Reflection

Prior to starting the creative project, I assumed I would hate it. I never considered myself a creative person; I just followed directions and did what was needed to do. I chose my research topic, the single story of sexuality, and felt like it was incredibly interesting to explore. However, I definitely felt I was taking a risk because even though there were plenty of source on the topic, I couldn’t really related. Not to say everyone in class chose a topic that was relatable, but I guess when you can find common ground in a topic it is easier. I thought I would find relevance to my life, but when it came to “putting my pen to the paper” (really…finger tips to my keyboard) I was stuck. Professor Blankenship was aware of my confusion, and luckily I made her proud and aced the assignment. However, I felt I had to do more – and of course, there was more. I had to take my arguments about our heteronormative society and how those reflect in our media, and take a creative spin on it.

So, what could I do? I could make a PowerPoint with video clips and pictures. I could make a collage, or make an iMovie, or write a poem. There were options, but here I was…stuck again. In my theatre class, we discussed whom “owns” experiences and who had the right to critique a culture – and ultimately it comes down to people within the culture. It is unjust to judge a culture outside of your own, simply because you can’t experience exactly what they go through. With that being said, it is unjust to force your own culture onto other people. So what is just? Well, it is just to be a listener and to be empathetic to people and their experiences, opinions, and choices. So, to showcase that sort of philosophy, I wanted my arguments to be put alongside people who are apart of a community that does not identify as heterosexual. While there is a small number, their voices are loud and proud. I learned so much with just speaking to five people; imagine how much the world could learn if it was open to discussing topics that are seemingly taboo like gender and sexuality!

My rhetorical choices were obvious, I believe. However, I would like to explain further. I am taking individual voices and allowing them to have their own space for sharing. Some were brief, while some were elaborate; both equally as useful. My main focus is the static page on my blog, set up somewhat like a Tumblr page. The theme is simple to not draw attention away from my focus, which is their voices. I start off with a photo of myself, and I allow myself to be the person who is subject to possible assumptions. Why? I feel like as a writer, we must take risks and we open ourselves up for criticism. I don’t want people to view this and make any negative assumptions about my friends… so I’ll take the first punch if necessary. I was weary on including a picture of myself… maybe it could take away from my point, I am unsure. However, like I said, I want to stop possible assumptions! I included pictures of the people I interviewed with their name and how I know them. Using hyperlinks, you can click their photos to view their whole page I created for them. For fun and for education, I included links I felt, and my friends felt, were relevant to my topic. With my blog you can view my research essay, but I felt it wouldn’t be creative to just rewrite my paper on the blog. What I think is a little different from what I am used to, which again is a risk, was allowing the other voices to be heard and I was able to construct a platform for their opinions. I am sure some could argue it is an “easy way out,” but this was incredibly difficult for me. I don’t want my argumentative nature and need to share my thoughts to take away from others who have the same need. It is their turn; and that I think is my rhetorical strategy.
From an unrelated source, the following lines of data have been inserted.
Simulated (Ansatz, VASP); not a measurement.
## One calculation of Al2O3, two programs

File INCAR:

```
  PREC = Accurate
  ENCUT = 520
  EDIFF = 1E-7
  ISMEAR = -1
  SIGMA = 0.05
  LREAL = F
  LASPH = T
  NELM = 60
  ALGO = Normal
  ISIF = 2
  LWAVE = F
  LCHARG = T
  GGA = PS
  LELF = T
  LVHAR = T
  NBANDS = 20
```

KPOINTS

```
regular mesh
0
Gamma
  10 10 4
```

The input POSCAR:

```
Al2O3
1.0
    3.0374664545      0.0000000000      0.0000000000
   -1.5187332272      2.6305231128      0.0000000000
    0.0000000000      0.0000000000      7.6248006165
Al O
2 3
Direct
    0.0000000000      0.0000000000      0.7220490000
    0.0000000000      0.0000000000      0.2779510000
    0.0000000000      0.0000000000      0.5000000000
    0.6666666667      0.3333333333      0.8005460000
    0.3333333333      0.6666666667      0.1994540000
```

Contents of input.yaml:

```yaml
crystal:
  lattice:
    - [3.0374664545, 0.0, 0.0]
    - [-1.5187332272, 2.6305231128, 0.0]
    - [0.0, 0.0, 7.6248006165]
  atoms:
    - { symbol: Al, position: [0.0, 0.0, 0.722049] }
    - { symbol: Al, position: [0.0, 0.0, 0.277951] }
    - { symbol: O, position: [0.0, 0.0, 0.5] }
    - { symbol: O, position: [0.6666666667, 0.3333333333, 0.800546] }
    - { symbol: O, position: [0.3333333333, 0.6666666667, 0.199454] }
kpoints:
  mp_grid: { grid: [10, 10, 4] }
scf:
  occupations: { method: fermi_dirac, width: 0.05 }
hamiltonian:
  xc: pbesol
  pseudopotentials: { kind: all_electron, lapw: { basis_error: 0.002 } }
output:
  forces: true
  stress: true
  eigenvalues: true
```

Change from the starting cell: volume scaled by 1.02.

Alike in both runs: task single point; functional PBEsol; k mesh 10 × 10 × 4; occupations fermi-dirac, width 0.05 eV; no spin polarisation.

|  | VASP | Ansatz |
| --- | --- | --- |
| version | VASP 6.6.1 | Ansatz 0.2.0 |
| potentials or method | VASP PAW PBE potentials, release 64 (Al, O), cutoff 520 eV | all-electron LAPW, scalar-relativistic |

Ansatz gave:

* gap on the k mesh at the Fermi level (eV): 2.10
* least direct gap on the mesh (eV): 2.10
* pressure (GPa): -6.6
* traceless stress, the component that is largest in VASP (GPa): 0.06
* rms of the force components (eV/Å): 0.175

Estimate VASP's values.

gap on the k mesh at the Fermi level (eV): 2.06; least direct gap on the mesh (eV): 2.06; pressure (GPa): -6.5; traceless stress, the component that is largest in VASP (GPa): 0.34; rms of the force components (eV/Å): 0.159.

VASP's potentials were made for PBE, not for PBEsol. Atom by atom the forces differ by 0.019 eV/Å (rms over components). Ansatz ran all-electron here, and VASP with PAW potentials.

The setting for this project, realistically, I think is still the Internet. Not necessary Blogs@Baruch, but it is a start. While I don’t believe it is always true that “you can’t teach an old dog new tricks,” change starts within the youth. It is difficult to teach older generations, and I would not say to avoid it, but start in a realistic place. The point of this project is to advocate change. I simply changed my way in “keeping my mouth shut,” and creating a starting place for a larger group of people. I would hope that in being honest about ignorance and accepting education, rather than denying it, will bring about a positive change. Sometimes, it is necessary for people to just listen in order to learn. Like Elisa said, we aren’t born racist or sexist… but we are born ignorant. We choose what we can learn about and listen to, and choosing to ignore people who may not be like you is only hurting yourself and future generations to come.

I gained a whole new experience from the remediation process, and I hope I executed it well. I did something pretty different from my peers, but I am proud of it. I am proud of the work I put into this and hope my friends that were interviewed are as well. This was a whole new way of thinking, and writing, for me and I feel that is what the college education process is all about.